W3C home > Mailing lists > Public > semantic-web@w3.org > May 2015

Scholarly paper in HTML+RDF through RASH

From: Silvio Peroni <silvio.peroni@unibo.it>
Date: Fri, 22 May 2015 23:52:08 +0200
Message-ID: <3C240D58-E928-4664-826F-0BDE71DE0893@unibo.it>
To: Linking Open Data Mailing List Data <public-lod@w3.org>, "Semantic Web Mailing List" <semantic-web@w3.org>
Dear all,

Considering the several posts about this topic, I would like to share with you my personal experience in using HTML(+RDF) as a format for preparing/submitting/processing papers in scientific events.

In the past months, I (together with several people in the my research group at the University of Bologna plus other interested researchers from other institutions) have released a format for writing academic articles called RASH, i.e., Research Articles in Simplified HTML. RASH is a markup language that restricts the use of HTML elements to only 25 elements for writing academic research articles. It is possible to includes also RDFa annotations within any element of the language and other RDF statements in Turtle and JSON-LD format by using the appropriate tag "script". The RASH documentation is available online at [1] and documents RASH version 0.3.5, defined as a RelaxNG grammar [2].

RASH is the core component of a larger framework that includes a set of specifications and writing/conversion/extraction tools for academic articles. All the sources (released with Open Source and Creative Commons Licences) are available on GitHub [3] and have been developed by a group of several people so far. An internal note [4] provides a complete overview of the RASH Framework - please find attached the structured abstract of such note at the end of this email, for your convenience. 

Currently, the RASH Framework includes the following tools:

- a script to enable RASH users to check their documents simultaneously both against the specific requirements in the RASH RelaxNG grammar and also against the full set of HTML checks that the W3C Nu HTML Checker (a.k.a., HTML5 validator) does for all HTML documents (by checking all requirements given in the HTML specification);

- javascript scripts (based on Bootstrap and JQuery) and CSS stylesheets (partially based on Linked Research [5] CSSs) implementing the visualisation of RASH documents in the browser. Such scripts also include into RASH papers a footbar with statistics about the paper (i.e., number of words, figures, tables and formulas), a menu to change the actual layout of the page, the automatic reordering of footnotes and references, the visualisation of the metadata of the paper, etc.;

- XSLT 2.0 files for converting RASH documents into LaTeX according to the ACM ICPS [6] and Springer LNCS [7] styles (other styles to come soon);

- an XSLT 2.0 file to perform conversions from OpenOffice documents into RASH documents;

- a Java application called SPAR Xtractor suite that takes a RASH document as input and returns a new RASH document where all its markup elements have been annotated with their actual (structural) semantics according to the Document Components Ontology (DoCO) [8].
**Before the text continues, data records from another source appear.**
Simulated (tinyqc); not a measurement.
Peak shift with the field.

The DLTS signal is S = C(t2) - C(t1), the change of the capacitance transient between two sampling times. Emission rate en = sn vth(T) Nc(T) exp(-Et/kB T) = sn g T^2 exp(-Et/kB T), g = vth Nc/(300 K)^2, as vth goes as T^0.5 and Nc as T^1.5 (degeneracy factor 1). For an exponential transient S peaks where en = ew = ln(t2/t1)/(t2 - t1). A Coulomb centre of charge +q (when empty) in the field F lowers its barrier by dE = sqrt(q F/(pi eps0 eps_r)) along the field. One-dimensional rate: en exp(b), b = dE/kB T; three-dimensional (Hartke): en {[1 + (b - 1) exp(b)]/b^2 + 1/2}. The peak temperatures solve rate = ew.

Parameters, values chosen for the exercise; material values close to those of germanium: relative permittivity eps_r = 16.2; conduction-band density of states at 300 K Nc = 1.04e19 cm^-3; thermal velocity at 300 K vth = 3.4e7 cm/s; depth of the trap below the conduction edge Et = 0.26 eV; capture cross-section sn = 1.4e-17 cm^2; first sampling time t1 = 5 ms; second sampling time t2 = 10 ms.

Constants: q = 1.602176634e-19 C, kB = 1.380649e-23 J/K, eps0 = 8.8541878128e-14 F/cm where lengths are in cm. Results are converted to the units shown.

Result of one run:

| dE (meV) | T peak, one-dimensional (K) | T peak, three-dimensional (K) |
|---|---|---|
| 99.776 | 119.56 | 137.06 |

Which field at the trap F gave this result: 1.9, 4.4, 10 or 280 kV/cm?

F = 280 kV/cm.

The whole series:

In order to experiment with the use of RASH in official venues, it has been already proposed among the possible submission formats in three academic events, i.e., the Semantic Publishing Challenge 2015 [9] (that will be held during ESWC 2015), and the workshops SAVE-SD 2015 [10] (held during WWWW 2015) and Linking in the Cloud 2015 [11] (that will be held during Hypertext 2015).

In particular, six papers were actually submitted in RASH in the SAVE-SD 2015 Workshop [10] (which I have co-organised) - the sources of such papers are available in the workshop program webpage [12]. All the RASH papers also include RDF statements (for a total of about 1300 RDF triples) concerning article metadata, basic article structures (mainly based on DoCO [9]), citation functions (based on CiTO [13]), and even semantic descriptions of figures as in the case of the SAVE-SD 2015 Best RASH Paper [14].

It is worth mentioning that the conversion of the RASH submissions into the ACM format requested by Sheridan publisher (responsible for the publications of all WWW proceedings including the workshop proceedings) was handled by us, the workshop organisers, through a semi-automatic process. In particular, we used the aforementioned XSLT files to convert RASH papers into LaTeX files compliant with the official ACM format requested [6], and then we fixed only a few of layout misalignments.

I hope that the RASH Framework (together with others, e.g., Linked Research [5] and Scholarly Markdown [15]) and the related initiatives and adoption in academic events can be considered a first concrete step towards the possible adoption of HTML(+RDF) for scientific publications in academic venues.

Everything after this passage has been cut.